The United Way is fighting for its existence, Fortune magazine reported in its Nov. 27 issue.
The struggle stems from a battle for control of pledge forms that has pitted the United Way of America against local affiliates and torpedoed the organization’s dramatic comeback from a scandal in the early 1990s, Fortune said.
Betty Beene has quit as president under pressure from an influential handful of the 1,400 fiercely independent local offices upset with what they saw as a power-grab disguised as efficiency.
The turmoil comes in the face of gloomy fundraising results: Adjusted for inflation, contributions still lag behind its 1988 totals for the United Way, which has lost market share in the face of rising competition for charitable dollars.
In 1988, with more than 450,000 nonprofits in the U.S., the United Way pocketed 3.16 percent of all charitable contributions in the U.S.
In 1999, with 715,000 nonprofits, the United Way’s share of donations fell to 1.98 percent.
And relative to personal and corporate income in the U.S., United Way contributions have plunged 29 percent in the past 12 years, compared to a surge of 8.2 percent in the share of overall giving as a percentage of income.
Beene’s effort to wrest control of the processing of pledges from local affiliates aimed to use technology to make it easier for donors to make contributions – and paralleled efforts in the financial services industry to make it easier for investors to do business.

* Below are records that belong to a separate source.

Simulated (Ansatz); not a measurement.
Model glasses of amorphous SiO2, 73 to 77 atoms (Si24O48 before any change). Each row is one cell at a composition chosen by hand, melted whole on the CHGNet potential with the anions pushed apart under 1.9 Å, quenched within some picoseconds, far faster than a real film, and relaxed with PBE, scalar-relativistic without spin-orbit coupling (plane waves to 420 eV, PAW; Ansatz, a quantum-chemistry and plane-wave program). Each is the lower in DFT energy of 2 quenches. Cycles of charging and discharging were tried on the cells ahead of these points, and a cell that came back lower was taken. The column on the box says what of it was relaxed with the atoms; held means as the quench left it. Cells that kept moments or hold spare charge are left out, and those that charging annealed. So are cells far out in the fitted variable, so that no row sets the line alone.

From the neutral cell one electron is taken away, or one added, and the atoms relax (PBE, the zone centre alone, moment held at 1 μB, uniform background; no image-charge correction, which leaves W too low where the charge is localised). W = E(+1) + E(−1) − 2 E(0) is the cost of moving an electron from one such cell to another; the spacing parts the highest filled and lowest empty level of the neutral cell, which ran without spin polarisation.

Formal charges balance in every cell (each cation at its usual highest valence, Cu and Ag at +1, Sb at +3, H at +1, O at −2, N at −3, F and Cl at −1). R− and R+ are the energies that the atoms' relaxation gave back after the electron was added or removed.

Because it can eliminate gatekeepers, in fact, digital technology has prompted questions about the very existence of the United Way, which long has played a gatekeeping role between donors and charities, Fortune said.
To keep pace with changing demands for services, roughly 40 percent of United Way offices have moved away from serving simply as conduits for existing programs. That movement — led by such affiliates as Minneapolis, Atlanta and Columbus and backed by the national office – is being resisted by other affiliates.